If your looking for a lot of visual bang for your hiking buck, Stonewall Peak Trail in Cuyamaca Rancho State Park is the ticket. Stonewall Peak is a steep, two-mile out-and-back trail brings you to a stony outcrop that offers stunning 360-degree views of the expansive landscape.
- Trail type: Loop
- Difficulty: Moderate
- Length: 2 miles round trip
- Elevation gain and loss: 820 feet, -830 feet
- Trailhead Coordinates: 32.959654, -116.579116
- Location: Cuyamaca Rancho State Park
- Season: Year round, but can be hot in summer
Getting to Stonewall Peak Trail
Take I-8 about 35 miles east of San Diego. Take exit 40 and take CA-79 north for miles, until you see the Paso Picacho Campground on the left. The trailhead is just across CA-79 from the campground. You can park in the campground parking lot, but will need to pay a day use fee.
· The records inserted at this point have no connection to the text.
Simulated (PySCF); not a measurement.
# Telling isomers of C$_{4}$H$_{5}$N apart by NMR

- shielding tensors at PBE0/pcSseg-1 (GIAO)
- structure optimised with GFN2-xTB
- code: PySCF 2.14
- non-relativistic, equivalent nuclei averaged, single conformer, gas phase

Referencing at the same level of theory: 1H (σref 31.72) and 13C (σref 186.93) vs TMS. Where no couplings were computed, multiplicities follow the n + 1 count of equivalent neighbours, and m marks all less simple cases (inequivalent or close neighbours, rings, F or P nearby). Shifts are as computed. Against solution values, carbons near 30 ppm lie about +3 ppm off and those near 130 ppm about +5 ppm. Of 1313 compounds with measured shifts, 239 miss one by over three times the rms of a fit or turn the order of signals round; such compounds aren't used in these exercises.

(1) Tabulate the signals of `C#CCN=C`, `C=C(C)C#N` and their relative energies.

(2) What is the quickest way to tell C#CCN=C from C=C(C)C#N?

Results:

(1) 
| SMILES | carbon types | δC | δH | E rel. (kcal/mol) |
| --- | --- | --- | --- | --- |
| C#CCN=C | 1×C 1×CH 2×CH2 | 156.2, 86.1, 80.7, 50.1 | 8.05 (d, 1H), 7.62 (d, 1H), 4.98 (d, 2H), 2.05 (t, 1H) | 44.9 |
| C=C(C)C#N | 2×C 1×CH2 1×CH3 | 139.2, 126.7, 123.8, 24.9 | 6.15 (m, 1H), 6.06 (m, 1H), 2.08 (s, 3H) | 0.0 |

The hike, which begins at a trailhead just across Route 78 from Paso Picacho Campground, winds through a series of long switchbacks to the 5,700-foot summit. Moving at a moderate pace, it will take you about an hour to get to the top.
The trail is well-maintained and other than the elevation gain, it’s an easy hike. Shade is scarce. Bring sunblock, hats and plenty of water, especially during the summer months, when it can get brutally hot with the sun beating down on you.
At the summit, a set of stone stairs bring you to the rocky peak, which is protected by a handrail. The view from the top takes in much of surrounding Cuyamaca Rancho State Park, Cuyamaca Lake to the northwest and some of Anza Borrego Desert State Park to the northeast.
History of Stonewall Peak Trail
The Kumeyaay people had already been occupying the Cuyamaca area seasonally for generations when the Stonewall Mine, located between Stonewall Peak and Lake Cuyamaca, was flourishing in the late 1800s. The Kumeyaay name for the area was “Ah-ha’-Kwe-ah-mac’,” meaning “what the rain left behind” or “mist behind the clouds.” Their largest village in the area was located near the road that leads to the Stonewall Mine, just north of Stonewall Peak.
Stonewall Peak is a popular hiking destination today, located in the western part of the Peninsular Ranges Batholith, an exposed irregular igneous mass. The peak is formed from light-colored, bouldery outcrops of granite containing gray quartz and whitish feldspar. From the top of Stonewall Peak, you can see all three of Cuyamaca’s highest peaks, all of which are composed of a slightly different kind of rock.
Lake Cuyamaca, created by the second oldest dam built in California in 1888, is a beautiful part of the view from the top of Stonewall Peak, especially in the spring when patches of yellow goldfields wildflowers color the meadows.
The nearby Stonewall Mine was discovered in 1870 and was named the Stonewall Jackson Mine, but anti-Southern sentiments quickly abbreviated the name to the Stonewall Mine. During the ownership of Robert W. Waterman, who would become California governor, the Stonewall Mine produced over $1 million in gold and supported some 200 miners and their families who lived in Cuyamaca at the time.
The Stonewall Peak Trail intersects with its northeast spur heading to Los Caballos (or Los Vaqueros) Horse Camp, making it possible to make a longer loop by connecting to the Vern Whitaker Trail to the Cold Stream Trail to return to Paso Picacho’s parking area. Cuyamaca’s Green Valley Campground is also open during late spring and summer, with a grant procured to keep Green Valley’s 81 campsites operating this year.